Swaps are over-the-counter agreements that can be tailored to the specific needs of the portfolio manager. They can thus provide very accurate hedges. Unfortunately, the more complicated or unique the swap, the more expensive it tends to be.
Interest rate swaps also suffer from two fundamental problems: they are somewhat illiquid, and they have counterparty credit risk. Illiquidity should not be a critical problem for a buy-and-hold portfolio manager. It can be more of a problem for an actively traded account, as it is likely to result in a wider bid-ask spread that can increase the portfolios transaction costs. Even here, however, the profit expected from the mortgage investment may exceed the bid-ask spread on the swap, making the mortgage-plus-swap combination attractive.

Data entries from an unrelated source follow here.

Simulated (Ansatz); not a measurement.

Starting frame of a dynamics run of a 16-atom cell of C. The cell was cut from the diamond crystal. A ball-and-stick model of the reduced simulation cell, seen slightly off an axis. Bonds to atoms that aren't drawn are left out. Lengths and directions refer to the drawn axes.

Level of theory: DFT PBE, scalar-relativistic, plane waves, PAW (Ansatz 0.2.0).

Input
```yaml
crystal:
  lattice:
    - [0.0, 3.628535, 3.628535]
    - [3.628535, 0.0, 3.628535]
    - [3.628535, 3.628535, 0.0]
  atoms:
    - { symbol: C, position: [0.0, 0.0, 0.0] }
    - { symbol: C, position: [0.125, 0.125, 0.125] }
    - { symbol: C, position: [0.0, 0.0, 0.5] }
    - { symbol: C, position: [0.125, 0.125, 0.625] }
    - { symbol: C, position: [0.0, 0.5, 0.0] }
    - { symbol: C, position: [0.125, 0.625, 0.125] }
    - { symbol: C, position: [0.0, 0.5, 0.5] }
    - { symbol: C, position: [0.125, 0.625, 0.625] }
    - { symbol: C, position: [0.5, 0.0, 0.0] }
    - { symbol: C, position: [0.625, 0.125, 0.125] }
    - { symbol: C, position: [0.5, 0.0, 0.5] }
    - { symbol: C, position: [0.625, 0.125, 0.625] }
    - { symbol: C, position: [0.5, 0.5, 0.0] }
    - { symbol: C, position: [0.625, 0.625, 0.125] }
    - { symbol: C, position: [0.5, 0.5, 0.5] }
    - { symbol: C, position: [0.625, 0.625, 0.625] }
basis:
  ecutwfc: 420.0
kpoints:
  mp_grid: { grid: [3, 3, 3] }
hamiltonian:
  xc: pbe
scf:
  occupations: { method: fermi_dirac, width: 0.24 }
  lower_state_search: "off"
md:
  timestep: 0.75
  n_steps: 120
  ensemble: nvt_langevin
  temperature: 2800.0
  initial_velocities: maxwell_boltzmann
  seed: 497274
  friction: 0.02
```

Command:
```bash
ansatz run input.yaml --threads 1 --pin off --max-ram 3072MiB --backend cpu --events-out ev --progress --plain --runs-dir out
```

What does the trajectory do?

Furthermore, an active trading account does not generally sell off securities for purposes of liquidating the account, but in order to replace one asset with another, cheaper asset. The portfolio manager can thus maintain a core group of swaps while substituting assets opportunistically. If the manager does choose to sell off securities and maintain a large position in cash, a long position in Treasuries can be used to maintain the desired duration without liquidating the swaps. The illiquidity of swaps is thus not critical.
This leaves the problem of counterparty credit risk. A swap leaves each party exposed to the credit quality of the other. This is why banks with high credit quality have historically been the best candidates for swap transactions. More recently, the need for high credit quality counterparties has led to the creation of several AAA swap dealers, some of which are special purpose subsidiaries of broker-dealers, set up strictly for such transactions.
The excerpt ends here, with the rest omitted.